Getting Traction

The farm had a great driveway probably about 150 years ago, that's not meant to be a joke, seriously the last evidence of this placing having a good driveway is a sepia tone photograph of folks in period dress, a guy in a rocking chair and a horse n' buggy. Gravel had been put down from time to time over the years so the basic foundation of a driveway existed but it was very muddy and washed out. Based on that old photograph and the way the grass grew in we could see that the drive used to curve around the front and then go back along the side of the house. We could not replicate the exact front circle because a couple 100' pines grew in the way over the last century, but we created an amoeba like approximation which really ended up looking good. There are right and proper ways to make a driveway and there are less proper ways and then there are hybrid versions like we opted for. Purists will tell you that a base coarse needs to be put down then weed fabric then various grading and edging. Those purists probably don't have to deal with driveways that are over 1000' long very often, we opted for the more old fashioned way, put down gravel and then drive on it a lot and regrade from time to time. Eventually we will put in belgian block edging but at a cost of about $5 a foot times over 2,000' of edging, well, you do the math. Ermela came up with the great idea of using thin cinder blocks as the temporary edging, at a cost of less than a $1 a foot and capable of holding plants in the holes (we will be planting trailing thyme in each and every hole - three holes per block, you do the math) they turned out to be perfect. They do break if hit with a plow or backed over by a heavy truck, but we think they will tide us over until we win the lottery.

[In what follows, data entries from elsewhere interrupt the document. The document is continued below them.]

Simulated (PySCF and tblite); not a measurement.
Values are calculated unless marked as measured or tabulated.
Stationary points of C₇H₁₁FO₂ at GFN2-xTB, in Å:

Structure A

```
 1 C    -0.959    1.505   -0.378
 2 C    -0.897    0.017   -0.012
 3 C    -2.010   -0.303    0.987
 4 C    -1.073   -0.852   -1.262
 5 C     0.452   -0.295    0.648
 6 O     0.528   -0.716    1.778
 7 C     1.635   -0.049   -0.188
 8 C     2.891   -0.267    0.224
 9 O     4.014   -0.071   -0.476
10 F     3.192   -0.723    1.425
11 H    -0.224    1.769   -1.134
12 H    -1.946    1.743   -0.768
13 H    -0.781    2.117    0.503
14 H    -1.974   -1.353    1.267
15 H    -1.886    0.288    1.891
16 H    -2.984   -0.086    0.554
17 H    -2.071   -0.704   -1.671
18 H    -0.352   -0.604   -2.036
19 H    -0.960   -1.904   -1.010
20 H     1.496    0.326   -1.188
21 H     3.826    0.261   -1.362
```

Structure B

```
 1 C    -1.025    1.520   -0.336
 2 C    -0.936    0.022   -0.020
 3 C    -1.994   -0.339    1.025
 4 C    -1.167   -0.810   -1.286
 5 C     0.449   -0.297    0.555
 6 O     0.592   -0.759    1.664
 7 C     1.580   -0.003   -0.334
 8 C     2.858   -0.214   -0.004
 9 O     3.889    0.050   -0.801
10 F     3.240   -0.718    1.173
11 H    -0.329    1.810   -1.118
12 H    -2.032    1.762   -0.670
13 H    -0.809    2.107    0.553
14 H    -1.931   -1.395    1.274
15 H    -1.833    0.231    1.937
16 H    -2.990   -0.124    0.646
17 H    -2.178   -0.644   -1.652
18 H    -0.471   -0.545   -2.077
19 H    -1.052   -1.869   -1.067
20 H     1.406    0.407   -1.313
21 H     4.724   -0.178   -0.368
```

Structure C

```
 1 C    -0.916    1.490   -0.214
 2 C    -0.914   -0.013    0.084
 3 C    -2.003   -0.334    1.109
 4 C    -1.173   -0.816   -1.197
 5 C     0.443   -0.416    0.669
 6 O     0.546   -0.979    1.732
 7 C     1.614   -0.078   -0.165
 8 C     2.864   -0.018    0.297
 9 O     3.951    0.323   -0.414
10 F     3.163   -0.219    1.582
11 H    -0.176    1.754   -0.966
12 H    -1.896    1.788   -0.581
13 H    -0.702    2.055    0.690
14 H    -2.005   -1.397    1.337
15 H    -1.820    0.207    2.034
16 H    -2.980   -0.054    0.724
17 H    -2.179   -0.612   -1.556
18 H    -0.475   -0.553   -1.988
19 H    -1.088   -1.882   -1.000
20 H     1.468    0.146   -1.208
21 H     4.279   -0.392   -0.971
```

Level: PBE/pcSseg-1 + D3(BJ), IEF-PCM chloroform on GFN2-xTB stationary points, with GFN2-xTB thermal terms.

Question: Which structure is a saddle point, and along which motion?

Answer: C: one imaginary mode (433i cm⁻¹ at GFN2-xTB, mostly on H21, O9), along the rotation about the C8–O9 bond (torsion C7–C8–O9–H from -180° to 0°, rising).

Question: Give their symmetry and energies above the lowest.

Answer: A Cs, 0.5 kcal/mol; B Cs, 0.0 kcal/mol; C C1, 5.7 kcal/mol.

What follows is really just a lot of pictures of the whole family pitching in to bring this project together. In short, we used a trencher to cut the channels and the driveway shape. We then put the cinder blocks in the channel, back filled and brought in gravel. Sounds easy right? Wrong, it was a bloody nightmare, especially because Graham thought he could move the 220 tons of gravel on his hand. You heard that right, genius over there tried to move 4 million pounds of gravel, it didn't happen. The gravel company owner watched for about 2 hours with a little smile on his face until Graham and Donald could barely move and then he drove his dozer over and moved the rest of the stone in no time.

A big thank you to the whole family that came out over the holidays to pitch in and help, this was hard, heavy work. And a word to the wise, if you try this yourself, practice with the trencher a bit and try to find one that is capable of making turns.